Until around the turn of the century it was common for the BBC1 schedules during the summer months to be comprised primarily of repeats from the previous winter. Live programmes such as the House Party would rarely be repeated for fairly obvious reasons, but the success of the first run led to a compilation of highlights being commissioned as part of the second series of the show.
The Best of Noel’s House Party (30/05/93 & 29/08/94)
Airing on the 30th May 1993 – a Bank Holiday Monday, and at 7pm the furthest into prime time the show had aired up until that point. It began with specially shot location footage of Frank Thornton, apparently in his garden, reading the TV guide and reacting in anger that Noel would be on screen again. This footage is also notable as the first time any outdoor location had been depicted as Crinkley Bottom.
The programme contained notable moments from the series including the “You Don’t Bring Me Flowers” surprise, lengthy extracts from the Will Carling and Eddie Large Gotchas and the “Well, Did You Evah” number that closed the final show. The compilation was a success and led to a similar one being commissioned as part of series 3, aired again on a Bank Holiday but this time on 29th August 1994.
Noel’s Garden Party (04/09/93)
Meanwhile on Saturday 4th September 1993 BBC1 had screened highlights of two weekends at Haydock and Doncaster racecourses earlier that summer. Opening with more material from Frank Thornton’s garden, this was “business Noel” making his first attempt to diversify the brand beyond the small screen, though the collection of physical games and (of course) helicopter challenges bore little resemblance to the programme itself.
Despite this the show boasted an impressive lineup of stars including many reprising roles from the House Party, and notably an appearance from John Challis over a year before he brought his Boycie-lite character to Crinkley Bottom. Footage of Mr Blobby meeting the crowds at these events would make it into the video for his Christmas number 1 a few months later.
The Gotcha Hall of Fame (03/05, 17/05 & 30/12/95)
After series 4 a different direction was taken, and instead of a broad highlights compilation it was decided to revisit older Gotchas that hadn’t been seen for many years. Two 45 minute compilations aired on BBC1 on Wednesday nights in May 1995, with linking material filmed on location apparently in the Gotcha Hall of Fame and featuring guest appearances from Bernard Cribbins as the Vicar and Neil Morrissey as Sammy the Chamois.
Notably the first compilation focused entirely on Gotchas from the Saturday Roadshow, including the very first with Gloria Hunniford. The second featured highlights from the first two series of House Party, and both ended with clean airings of the full closing theme of the show.

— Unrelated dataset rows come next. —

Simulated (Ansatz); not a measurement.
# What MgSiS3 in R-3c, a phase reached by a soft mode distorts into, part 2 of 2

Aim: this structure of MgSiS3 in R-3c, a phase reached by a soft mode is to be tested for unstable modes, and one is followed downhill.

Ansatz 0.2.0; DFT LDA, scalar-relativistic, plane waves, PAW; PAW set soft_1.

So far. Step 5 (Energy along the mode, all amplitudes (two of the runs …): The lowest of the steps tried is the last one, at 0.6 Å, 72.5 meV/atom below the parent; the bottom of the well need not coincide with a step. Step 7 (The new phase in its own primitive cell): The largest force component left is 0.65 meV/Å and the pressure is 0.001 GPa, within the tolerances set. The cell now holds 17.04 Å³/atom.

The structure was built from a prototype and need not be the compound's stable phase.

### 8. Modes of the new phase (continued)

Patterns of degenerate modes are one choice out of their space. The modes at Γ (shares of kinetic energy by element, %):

The success of these programmes prompted a return visit to the Hall of Fame on 30th December 1995, helping to bridge the gap for the first time the House Party had been off air for two Saturdays over Christmas. This time the linking material was filmed on the standard Great House set but without a studio audience and using very effective dark lighting.
The Gotchas here were mostly from series 3 of the show, with the exception of John Leslie’s Saturday Roadshow Oscar, though this time short sequences of numerous other Gotchas from over the years were also shown. This compilation was something of a surprise success, watched by 12.19m – outrating almost all of series 5.
Noel’s NTV Stars (18/04 & 25/04/96)
Another new format raiding the archives followed next in the shape of Noel’s NTV Stars. Airing just weeks after the end of series 5 over two Thursdays in April 1996, these 30 minute compilations covered the history of NTV as far back as show two, but didn’t quite cover all five series. The lighter colour of the house set, the basketball hoop and confetti cannons from the series 4 finale and of course the 1995 copyright date revealed that these compilations had been made over a year prior to airing, though the reference to “a hundred NTVs” suggested they were always intended to air in 1996.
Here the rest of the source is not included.